This sinister attack must not pass with impunity! The Grupo Espartaquista de México, section of the International Communist League, stands in solidarity with the struggle of the Oaxacan masses and calls for the entire workers movement to protest against this new and brutal attack. As we wrote in an October 29 leaflet, “The teachers and the APPO must not stand alone against the murderous repression of the capitalist state. The attack against teachers is an attack aimed at the entire workers movement, and it is in the interests of the workers movement to defend the teachers in Oaxaca. The industrial working class must flex its powerful muscle through strike actions in defense of the Oaxaca teachers and the APPO.” [See “Down With Bloody State of Siege in Oaxaca!” WV No. 880, 10 November.] Free all those arrested now! Drop all the charges! PFP, army out of Oaxaca! Defend APPO against state repression!

In the face of the increasing social unrest fed by the brutal, rightist starvation policies of the PAN government, the bourgeoisie itself is divided and fearful of a broader social explosion. On September 1, a massive police mobilization put a large part of Mexico City under a virtual state of siege. Nonetheless, with protests in the streets and in Congress, [President Vicente] Fox decided to avoid a confrontation and did not give his last state of the union speech before Congress. The PRD, the APPO and others have again called for massive demonstrations for December 1 with the purpose of preventing Felipe Calderón’s taking office as the new president, and certainly the PAN does not want to start its new term with such an affront. For over a week, the PAN government has already surrounded the Congress with police and installed checkpoints around it, and now the police mobilization will surely be bigger. With this new attempt to smash the APPO once and for all, the government is launching a threat against the unions and all social activists, including its own bourgeois opponents in the PRD.
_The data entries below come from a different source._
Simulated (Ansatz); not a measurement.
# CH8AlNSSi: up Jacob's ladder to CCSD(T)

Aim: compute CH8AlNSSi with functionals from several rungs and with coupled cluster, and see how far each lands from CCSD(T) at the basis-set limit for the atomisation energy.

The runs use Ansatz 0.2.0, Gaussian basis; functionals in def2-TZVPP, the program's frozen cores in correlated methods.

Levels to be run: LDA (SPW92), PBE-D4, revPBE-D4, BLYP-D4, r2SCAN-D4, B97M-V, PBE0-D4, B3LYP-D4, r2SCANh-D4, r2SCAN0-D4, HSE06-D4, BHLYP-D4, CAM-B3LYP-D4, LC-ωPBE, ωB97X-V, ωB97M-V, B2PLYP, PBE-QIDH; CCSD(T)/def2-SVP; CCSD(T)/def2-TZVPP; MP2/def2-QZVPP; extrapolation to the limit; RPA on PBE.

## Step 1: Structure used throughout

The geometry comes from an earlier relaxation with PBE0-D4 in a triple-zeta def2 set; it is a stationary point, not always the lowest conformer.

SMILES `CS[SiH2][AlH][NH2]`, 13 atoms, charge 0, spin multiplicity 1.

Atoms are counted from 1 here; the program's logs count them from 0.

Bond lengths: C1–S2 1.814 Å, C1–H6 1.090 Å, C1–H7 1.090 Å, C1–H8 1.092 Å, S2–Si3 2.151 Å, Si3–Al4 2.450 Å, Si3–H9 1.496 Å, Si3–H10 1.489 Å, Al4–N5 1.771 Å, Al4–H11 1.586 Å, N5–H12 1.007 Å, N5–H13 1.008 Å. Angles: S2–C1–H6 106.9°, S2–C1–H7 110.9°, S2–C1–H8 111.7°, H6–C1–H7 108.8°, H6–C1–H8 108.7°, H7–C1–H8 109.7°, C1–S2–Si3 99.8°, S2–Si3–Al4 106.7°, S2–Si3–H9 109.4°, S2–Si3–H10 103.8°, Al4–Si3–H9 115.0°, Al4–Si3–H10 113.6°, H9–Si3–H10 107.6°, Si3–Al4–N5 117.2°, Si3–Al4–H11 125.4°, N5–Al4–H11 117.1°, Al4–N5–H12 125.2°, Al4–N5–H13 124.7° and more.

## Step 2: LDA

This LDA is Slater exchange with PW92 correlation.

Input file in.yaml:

The fanatically obscurantist PAN members are truly a very dangerous beast. The bourgeois PRD has tried to ride the wave of social discontent and co-opt the struggle in Oaxaca, calling for the withdrawal of the PFP and the dismissal of Ulises Ruiz. An important part of the Oaxacan masses, as well as a large part of the working class and the poor on a national level, see the PRD as representing their interests. But this is a bourgeois party, whose differences with the PAN are at bottom over how to administer the capitalist system of exploitation. When the struggle goes beyond its control, the PRD will not hesitate one moment in unleashing the repressive forces against those who today support it, just as it did against the students during the UNAM [National Autonomous University of Mexico] strike of 1999, against the workers of Sicartsa this past April, against the peasants of Atenco, among many other examples.

Combatting all illusions in the bourgeoisie and its parties, the Trotskyists of the Grupo Espartaquista de México fight for the construction of a Leninist-Trotskyist workers party to lead the working class toward socialist revolution—the only way to stop once and for all the brutal capitalist repression against the workers and the poor.